Rich Paul's Success Literally Broke the NCAA's Brain With its Latest Nonsense Rules Change

CHARLOTTE, NC - FEBRUARY 16: (L-R) Anthony Davis, Fara Leff,  LeBron James, Rich Paul, Ben Simmons, and Miles Bridges attend the Klutch 2019 All Star Weekend Dinner Presented by Remy Martin and hosted by Klutch Sports Group at 5Church on February 16, 2019 in Charlotte, North Carolina. (Photo by Dominique Oliveto/Getty Images for Klutch Sports Group 2019 All Star Weekend)
Klutch 2019 All Star Weekend Dinner | Dominique Oliveto/Getty Images

Rich Paul's success as an NBA agent is well-chronicled. He represents some of the best athletes in the league due to the fact that he snatches them up so fast coming out of college.

Some of his clients include Anthony Davis, Draymond Green, John Wall, Ben Simmons and, of course, LeBron James.

His success is so far-reaching that the NCAA literally changed the criteria for who can become an agent trying to represent student athletes entering the draft.

The most obvious dig at Paul is the requirement of a bachelor's degree. The NBA super-agent notably doesn't have one. He found success by graduating from high school, befriending superstar LeBron James, and working from there.
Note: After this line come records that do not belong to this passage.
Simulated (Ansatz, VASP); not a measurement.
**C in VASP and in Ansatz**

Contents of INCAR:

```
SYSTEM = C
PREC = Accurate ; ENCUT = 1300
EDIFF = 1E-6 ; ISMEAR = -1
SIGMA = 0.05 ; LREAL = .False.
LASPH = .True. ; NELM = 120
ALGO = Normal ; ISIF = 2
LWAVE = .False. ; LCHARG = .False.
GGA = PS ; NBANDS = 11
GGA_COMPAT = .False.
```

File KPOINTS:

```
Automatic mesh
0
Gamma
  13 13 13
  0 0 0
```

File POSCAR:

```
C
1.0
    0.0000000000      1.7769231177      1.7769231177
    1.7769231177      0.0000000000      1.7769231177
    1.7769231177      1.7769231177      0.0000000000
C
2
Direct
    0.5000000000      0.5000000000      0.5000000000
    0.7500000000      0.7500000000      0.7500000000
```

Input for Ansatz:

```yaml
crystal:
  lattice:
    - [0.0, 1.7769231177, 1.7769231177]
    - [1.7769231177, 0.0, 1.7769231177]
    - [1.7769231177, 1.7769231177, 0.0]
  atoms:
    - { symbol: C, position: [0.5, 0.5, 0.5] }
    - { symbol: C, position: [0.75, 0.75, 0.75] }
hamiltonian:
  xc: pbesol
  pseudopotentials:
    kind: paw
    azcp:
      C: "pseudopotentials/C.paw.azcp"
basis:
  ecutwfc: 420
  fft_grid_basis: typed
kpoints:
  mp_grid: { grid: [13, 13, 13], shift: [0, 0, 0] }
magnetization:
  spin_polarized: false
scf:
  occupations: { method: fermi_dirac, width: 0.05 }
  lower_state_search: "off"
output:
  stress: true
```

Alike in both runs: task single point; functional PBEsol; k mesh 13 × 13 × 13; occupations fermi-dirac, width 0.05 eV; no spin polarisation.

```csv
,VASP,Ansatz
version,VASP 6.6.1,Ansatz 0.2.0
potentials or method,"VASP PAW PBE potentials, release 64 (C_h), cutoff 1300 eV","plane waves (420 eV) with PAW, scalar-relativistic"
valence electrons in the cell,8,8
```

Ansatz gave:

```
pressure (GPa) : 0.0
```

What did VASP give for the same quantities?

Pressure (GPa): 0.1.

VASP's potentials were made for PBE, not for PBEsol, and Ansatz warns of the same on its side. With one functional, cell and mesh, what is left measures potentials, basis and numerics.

This does nothing but prevent those with less experience from making their way up in the world. While a Bachelor's Degree isn't an outlandish request, having to be NBPA certified for three years AND going to the NCAA office in Indianapolis to take a test is a little excessive.

Paul should be both frustrated and flattered by this. He's done so well at his job that he forced the NCAA to change their rules in regards to student-athlete representation, which is pretty absurd when you think about it.